Collaboration. How’s it working for you?
Is it a fantastic work paradigm and cultural shift or a management buzzword? It promises much in a space of fast paced change, pressures for decision-making in complexity and demand for new solutions.
Fantastic. Go get some “collaborating”.
All good.
How do you do that? Have a meeting? A workshop? Go for a coffee? A retreat?
To collaborate effectively means serious attention to the business of how we relate with each other. It’s about communication, sure, for common goals and purpose – but not just communicating.
Fundamentally, it is about how we relate to each other on the things that matter.
If you don’t have that foundation set well, don’t be surprised if you run into blocks.
Collaboration requires actually dealing with the messy reality of conflict, internal competing, misunderstandings, disconnect with leadership, localised apathy and also aggression.

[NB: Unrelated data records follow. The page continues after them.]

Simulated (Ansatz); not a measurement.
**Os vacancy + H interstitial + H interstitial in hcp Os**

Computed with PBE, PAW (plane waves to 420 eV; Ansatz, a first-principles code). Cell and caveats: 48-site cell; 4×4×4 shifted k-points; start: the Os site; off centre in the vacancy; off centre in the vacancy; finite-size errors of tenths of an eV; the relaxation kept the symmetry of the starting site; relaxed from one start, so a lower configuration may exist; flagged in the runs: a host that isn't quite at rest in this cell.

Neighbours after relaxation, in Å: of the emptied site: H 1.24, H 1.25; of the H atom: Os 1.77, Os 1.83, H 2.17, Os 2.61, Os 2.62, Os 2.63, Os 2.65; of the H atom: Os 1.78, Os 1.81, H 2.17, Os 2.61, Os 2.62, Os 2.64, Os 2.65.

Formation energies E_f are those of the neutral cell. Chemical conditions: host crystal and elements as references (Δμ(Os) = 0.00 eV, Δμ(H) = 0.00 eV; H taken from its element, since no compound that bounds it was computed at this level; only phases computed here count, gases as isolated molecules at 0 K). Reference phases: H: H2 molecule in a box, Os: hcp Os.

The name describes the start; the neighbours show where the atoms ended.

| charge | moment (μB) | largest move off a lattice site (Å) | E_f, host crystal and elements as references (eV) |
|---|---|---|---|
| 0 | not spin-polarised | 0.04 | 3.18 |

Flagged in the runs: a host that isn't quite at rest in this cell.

Dealing with the un-discussables.
Collaboration relies on a culture that supports diverse input and truth-telling.
It’s about trust and cultures that support relating well together, respectfully at all levels, in the real experience of people. Not just rhetorically and not just for a powerful few.
This is work. Serious work.
It needs modelled and supported steps to personal awareness. It needs a context that allows challenge, safety for experimentation – the possibility of failure.
And it needs governance and accountability. Someone has to turn up and do things. We need to measure what’s going on. Decisions do need to be made and consequences recognised.
There needs to be safe space to permit people to speak up, without blame shifting or credit stealing.
There has to be freedom and skill to raise observations, concerns and perceptions of bad behaviour and non-performance, where-ever that presents. And to forgive, to learn; to see things fresh.
And to do this without eroding trust. Or being sacked. Or worse, professionally isolated.
Collaboration is a big challenge.
You will know when it isn’t working.
When they ask questions or make observations and get smacked down as a black-hat, trouble-maker, negative time-waster, non-team player? Disagreement is risky. Don’t bother.
When they do things differently and well but run into mysterious obstruction? Rumours start. Resources are blocked. They’re the crazy one, right. Unhinged?
Collective intelligence relies on trust and permission to challenge. It means creating a safe working space and decision-making culture for making things go forward – really.
Are you going through the motions of collaboration or do you want it to be real?
It’s not just Have-A-Chat.
Collaboration is about looking strategically at resources, needs, gaps and possibilities through the power of our relating for common purpose. Action to experiment. When it’s real, it’s mighty.
Collaboration is about dealing with what is really happening in the experience of those in the system. Diverse experience. It’s about what is supporting the things that are helpful and calling out what is not helpful. One solution is not going to be The Solution – we need nuance.
There will be experimenting with ideas and possibilities that are challenging and that may not work the first time, or at all. That may be confronting to the existing norms – in fact, certainly will be if you are genuinely looking for new ways. If it was easy already, it would not be an issue.
If it could be done with the existing thinking – we’d not need a new approach.
Collaboration relies on a safe space to be real, to tell truth to power and to each other. To get to the source of things, the heart of trouble, the essence of creativity.
That relies on skill in how this is done, going gently, because we don’t want to be completely stupid, with accountability and willingness.
It relies on curiosity. And leadership. Really bold leadership, to seize the nettle.
You’ve got to go through the mess to get to the best. That takes willingness. Courage.
Start small; start experimentally. Dip your toe in the water of a new approach.
The most important step is the first. Begin.
And sometimes – that needs an outsider to help.
To build skills and keep it safe, to resolve and relate.
That’s what I do.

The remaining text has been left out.